Image courtesy of mashable.com

Image courtesy of mashable.com

In a promotional move, Microsoft created vote counting and reporting apps that debuted last night at the Iowa Caucus for both the Democratic and Republican parties. Voting via the internet is still a scary concept that is officially a ways away, but the parties both decided that they wanted to try out the “app approach.”

Microsoft provided the free app and aimed to minimize errors that have plagued past Iowa Caucuses. In a blog post in June, Microsoft’s vice president for technology and civic engagement Dan’l Lewin, said the software company was “honored to support the 2016 Iowa caucus via a new, mobile-enabled, cloud-based platform that will facilitate accuracy and efficiency of the reporting process.”

The system was meant to “enable precincts to report their results directly by party and will ensure that only authorized Iowans are reporting results. This announcement represents the first-of-its-kind major technology component to caucus reporting,” he wrote.

While the concept was exciting with the apps being available both on mobile and PC platforms, there was a bit of a hang up for users which they expressed on Twitter. Some users were throwing conspiracy theories at Microsoft because the site kept crashing. While there were not grounds for these accusations, political rivalries can get heated and angry people were reacting negatively over the glitch.

Microsoft released a statement saying that both apps worked without issue, and they technically did, people are trashing the apps and are generally unhappy with them.  It was speculated that the Democratic app was the one being tampered with, even though the same error occurred with the Republican app as well, because Microsoft had donated more than $200,000 to Clinton’s campaign.

While we can assume that none of these accusations are true, this goes to show what kind of reaction an app can inspire when it malfunctions on a large scale. While enterprise employees hopefully won’t be as quick to point fingers about a developer’s ulterior motives, a highly populated bad opinion is certainly something you need to avoid, even if it means pushing back the deployment date.

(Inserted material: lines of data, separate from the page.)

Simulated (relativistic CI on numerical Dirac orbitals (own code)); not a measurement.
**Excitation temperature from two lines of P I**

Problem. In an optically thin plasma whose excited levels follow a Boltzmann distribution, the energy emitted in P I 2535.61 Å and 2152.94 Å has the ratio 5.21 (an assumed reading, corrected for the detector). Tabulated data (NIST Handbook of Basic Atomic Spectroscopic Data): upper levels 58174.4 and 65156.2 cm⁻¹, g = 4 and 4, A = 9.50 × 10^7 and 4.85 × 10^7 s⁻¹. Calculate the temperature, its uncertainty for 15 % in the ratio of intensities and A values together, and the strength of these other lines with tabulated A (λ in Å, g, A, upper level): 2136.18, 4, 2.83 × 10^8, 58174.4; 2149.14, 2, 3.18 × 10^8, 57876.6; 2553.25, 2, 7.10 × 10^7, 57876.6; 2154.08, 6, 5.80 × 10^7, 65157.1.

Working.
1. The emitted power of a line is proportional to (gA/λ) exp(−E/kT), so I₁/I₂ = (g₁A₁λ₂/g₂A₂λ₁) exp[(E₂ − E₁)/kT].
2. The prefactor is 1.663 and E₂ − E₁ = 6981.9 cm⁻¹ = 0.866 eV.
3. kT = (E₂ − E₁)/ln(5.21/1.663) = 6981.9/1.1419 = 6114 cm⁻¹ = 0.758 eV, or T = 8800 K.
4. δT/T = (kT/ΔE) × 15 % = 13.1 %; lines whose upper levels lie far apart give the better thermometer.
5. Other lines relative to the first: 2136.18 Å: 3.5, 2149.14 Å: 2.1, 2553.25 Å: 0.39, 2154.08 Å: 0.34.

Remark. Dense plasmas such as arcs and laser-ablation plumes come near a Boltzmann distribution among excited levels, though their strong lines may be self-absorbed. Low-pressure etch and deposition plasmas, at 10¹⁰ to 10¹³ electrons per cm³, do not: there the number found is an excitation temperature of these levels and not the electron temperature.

What this teaches us about large scale apps is that you have to take the amount of traffic into consideration and don’t put an app out until it’s been thoroughly tested. It’s common that some patches will be needed shortly after launch, but these are usually user related and small updates that are only made clear to the developer. Since enterprise apps are deployed on such a large stage, a “glitch” of this magnitude is unacceptable. Not only could it be unsecured and compromise your sensitive data, but it will also cause your employees to lose faith in the app and not use it.